Details continue to emerge on how shareholders of cash-strapped Uchumi Supermarkets were duped into thinking they had made a sound investment.
The chain store’s former management, led by chief executive Jonathan Ciano who has since been fired, made shareholders believe they were making profits and even recommended dividends as the firm sank into debt and loss.
Shareholders who left with no dividend after Wednesday’s annual general meeting watched in disbelief as the new management confirmed their fears of having been swindled by a team they had trusted for years.
Uchumi CEO Julius Kipng’etich had a tough time assuring the shareholders that those responsible for the poor returns would be held responsible.
“We have the forensic audit report and we just need to give the critical parties some time to review it.
Both the Capital Markets Authority and the professional association which Mr Ciano and Mr Chadwick Okumu belong to, which is ICPAK, is looking at the report.
That is not to say that the board is sleeping; we are looking at the possibilities of involving other arms of government and then file criminal charges.
We will also seek claims through civil suits,” Mr Kipng’etich said.
Mr Ciano, the former CEO who helped revive Uchumi after the retailer was declared insolvent on June 1, 2006, was ousted in June alongside Mr Okumu (former chief finance officer) over what the board termed as “gross misconduct” and “gross negligence”.
Uchumi has also replaced its former chairperson, Ms Khadija Mire, together with two directors, Mr James Murigu and Mr Bartholomew Ragalo.
Shareholders who spoke at the AGM said those culpable should face the law.
They were shocked that their internal auditors could join the conspiracy game and cheat them of their hard-earned investments.
“Let us not come back here next time and take another excuse because, how are we even supposed to believe these results when our own auditors lied to us?
How long shall it take before we get dividends when we still have all these debts to pay and all these expansion plans to do? We are so disappointed; don’t make us feel worse with any more disappointments,” an enraged shareholder said.
New chairperson Catherine Ngahu, however, believes the shareholders’ concerns are a show of support for the firm, which seeks a new financial footing in its turnaround strategy.
“Shareholders have asked many questions, which demonstrate their passion and interest. We know they will support us in the turn-around.
Many people, some of whom are not shareholders, have been coming to me saying, ‘We want our Uchumi back’.
So the public is also behind us. Even when they challenge us, it is because they want to see us doing better,” she told journalists after the meeting.
The forensic audit which identified fraudulent financial dealings - including the fictitious transfer of Sh1 billion to the now closed Uganda and Tanzania stores, weak internal controls, poor management and flawed procurement processes - now puts Uchumi’s former internal auditor David Mboya on the spot.
The retail chain is currently scouting for a Sh5 billion investment to repay supplier debts, loans and expand its operations.

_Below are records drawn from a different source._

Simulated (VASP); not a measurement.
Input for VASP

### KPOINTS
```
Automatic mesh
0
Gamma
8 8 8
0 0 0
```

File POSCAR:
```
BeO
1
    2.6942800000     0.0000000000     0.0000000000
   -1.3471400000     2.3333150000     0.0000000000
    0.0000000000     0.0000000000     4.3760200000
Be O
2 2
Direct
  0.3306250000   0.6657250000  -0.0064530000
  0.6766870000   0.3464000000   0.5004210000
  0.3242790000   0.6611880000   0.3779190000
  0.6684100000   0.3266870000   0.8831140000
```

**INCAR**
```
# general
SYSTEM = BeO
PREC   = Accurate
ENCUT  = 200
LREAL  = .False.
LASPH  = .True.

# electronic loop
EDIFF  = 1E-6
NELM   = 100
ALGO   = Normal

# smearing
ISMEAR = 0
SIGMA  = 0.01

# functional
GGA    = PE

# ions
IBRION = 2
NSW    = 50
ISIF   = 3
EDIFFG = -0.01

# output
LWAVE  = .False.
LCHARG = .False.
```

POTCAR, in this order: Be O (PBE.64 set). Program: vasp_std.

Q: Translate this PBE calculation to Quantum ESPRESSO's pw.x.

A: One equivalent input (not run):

After firing its head of procurement, it is looking for a new chief finance officer.
Five procurement officers are earmarked for possible dismissal while all members of staff will declare their wealth and undergo a lifestyle audit.
Revelations of book cooking at the listed supermarket chain confirms a June 2015 research note by London-based Exotix, which said Uchumi used revaluation gains from its properties to conceal losses made over the past two years.
Uchumi should have reported a Sh123 million loss in 2013 against the Sh357 million profit it made, and a Sh336 million loss in 2014 compared with the Sh384 million profit it declared, analysts at Exotix said.
The firm is now in the financial negative of Sh3.2 billion after restating the books to the year ending June 2015.
It will be using a new franchise framework to extend its footprint and regain market share.
Meanwhile, critical questions are being raised on how the listed firm, through the services of internationally accredited financial auditors, could cook books for three years.
Eyes are now on the regulators after receiving the damning forensic audit.